Set max_tokens using the parameters method of the OmniRealtimeConfig instance. The usage is the same as for smooth_output.

repetition_penalty

float

Controls the repetition penalty for consecutive sequences during model generation. A higher repetition_penalty value reduces repetition. A value of 1.0 means no penalty is applied. There is no strict value range, but the value must be greater than 0.

Default value: 1.05.

qwen-omni-turbo models do not support modification.
Note

Set repetition_penalty using the parameters method of the OmniRealtimeConfig instance. The usage is the same as for smooth_output.

presence_penalty

float

Controls the likelihood of repeated tokens in the generated content.

Default value: 0.0. Value range: [-2.0, 2.0]. Positive values reduce repetition, while negative values increase it.

Use cases:

A higher presence_penalty is suitable for scenarios that require diversity, interest, or creativity, such as creative writing or brainstorming.

A lower presence_penalty is suitable for scenarios that require consistency or the use of professional terms, such as technical documents or other formal writing.

qwen-omni-turbo models do not support modification.
Note

Set presence_penalty using the parameters method of the OmniRealtimeConfig instance. The usage is the same as for smooth_output.

seed

integer

Setting the seed parameter makes the model's output more deterministic. It is typically used to ensure consistent results across runs.
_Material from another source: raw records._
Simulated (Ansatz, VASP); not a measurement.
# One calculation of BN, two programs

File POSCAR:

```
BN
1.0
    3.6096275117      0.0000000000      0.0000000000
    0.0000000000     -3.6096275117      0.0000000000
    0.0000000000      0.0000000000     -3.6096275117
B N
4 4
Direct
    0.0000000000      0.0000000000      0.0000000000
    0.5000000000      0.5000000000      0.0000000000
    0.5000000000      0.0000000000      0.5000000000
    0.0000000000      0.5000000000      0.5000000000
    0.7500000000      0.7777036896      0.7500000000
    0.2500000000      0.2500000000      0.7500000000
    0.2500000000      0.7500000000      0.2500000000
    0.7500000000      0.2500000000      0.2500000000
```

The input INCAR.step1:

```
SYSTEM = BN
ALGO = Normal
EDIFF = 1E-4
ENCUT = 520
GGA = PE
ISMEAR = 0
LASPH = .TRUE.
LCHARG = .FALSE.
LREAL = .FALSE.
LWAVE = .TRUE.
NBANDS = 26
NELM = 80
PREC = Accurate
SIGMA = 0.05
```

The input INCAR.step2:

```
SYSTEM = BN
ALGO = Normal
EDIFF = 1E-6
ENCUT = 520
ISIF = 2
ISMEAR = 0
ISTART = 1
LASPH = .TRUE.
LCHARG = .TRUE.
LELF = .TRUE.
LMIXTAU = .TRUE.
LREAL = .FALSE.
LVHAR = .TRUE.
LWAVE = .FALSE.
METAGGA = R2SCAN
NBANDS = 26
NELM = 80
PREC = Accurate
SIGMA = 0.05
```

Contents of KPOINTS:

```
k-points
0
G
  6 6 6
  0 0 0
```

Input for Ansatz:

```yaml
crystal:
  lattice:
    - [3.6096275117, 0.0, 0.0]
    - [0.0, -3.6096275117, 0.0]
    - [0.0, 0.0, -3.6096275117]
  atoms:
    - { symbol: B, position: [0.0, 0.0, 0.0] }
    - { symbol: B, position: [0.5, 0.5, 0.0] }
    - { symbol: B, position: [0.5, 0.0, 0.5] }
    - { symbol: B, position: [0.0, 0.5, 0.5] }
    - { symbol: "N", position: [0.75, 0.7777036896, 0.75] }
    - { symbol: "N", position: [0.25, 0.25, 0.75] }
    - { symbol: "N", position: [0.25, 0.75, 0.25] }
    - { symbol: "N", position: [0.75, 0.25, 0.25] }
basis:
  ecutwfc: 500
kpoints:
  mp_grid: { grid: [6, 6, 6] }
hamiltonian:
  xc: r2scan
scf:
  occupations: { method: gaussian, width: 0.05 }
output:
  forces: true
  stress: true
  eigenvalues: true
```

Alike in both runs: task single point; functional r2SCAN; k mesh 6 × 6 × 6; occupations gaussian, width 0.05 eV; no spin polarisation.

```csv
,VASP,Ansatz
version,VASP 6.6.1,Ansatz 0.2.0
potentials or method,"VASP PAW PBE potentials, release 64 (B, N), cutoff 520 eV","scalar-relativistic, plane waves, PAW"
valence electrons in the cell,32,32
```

If you pass the same seed value in each model call and keep other parameters unchanged, the model returns the same result whenever possible.

Value range: 0 to 231-1. Default value: -1.

qwen-omni-turbo models do not support modification.
Note

Set seed using the parameters method of the OmniRealtimeConfig instance. The usage is the same as for smooth_output.

Key interfaces

OmniRealtimeConversation class

Import the OmniRealtimeConversation class using import com.alibaba.dashscope.audio.omni.OmniRealtimeConversation;.

Method signature

Server response event (sent via callback)

Description

public void connect() throws NoApiKeyException, InterruptedException

Server events

Session created

session.updated

Session configuration updated

Creates a connection to the server.

public void updateSession(OmniRealtimeConfig config)

session.updated

Session configuration updated

Updates the default configuration for the current session. For parameter settings, see the Request parameters section.

When you establish a connection, the server returns the default input and output configurations for the session. To update the default session configuration, we recommend calling this method immediately after the connection is established.

After receiving the session.update event, the server validates the parameters. If the parameters are invalid, an error is returned. Otherwise, the server-side session configuration is updated.

public void appendAudio(String audioBase64)

None

Appends Base64-encoded audio data to the cloud input audio buffer (temporary storage for writing data before submission).

  • If "turn_detection" is enabled, the server uses the buffer to detect speech and decides when to submit it.

  • If "turn_detection" is disabled, the client controls audio amount per event (up to 15 MiB). Smaller blocks can improve VAD responsiveness.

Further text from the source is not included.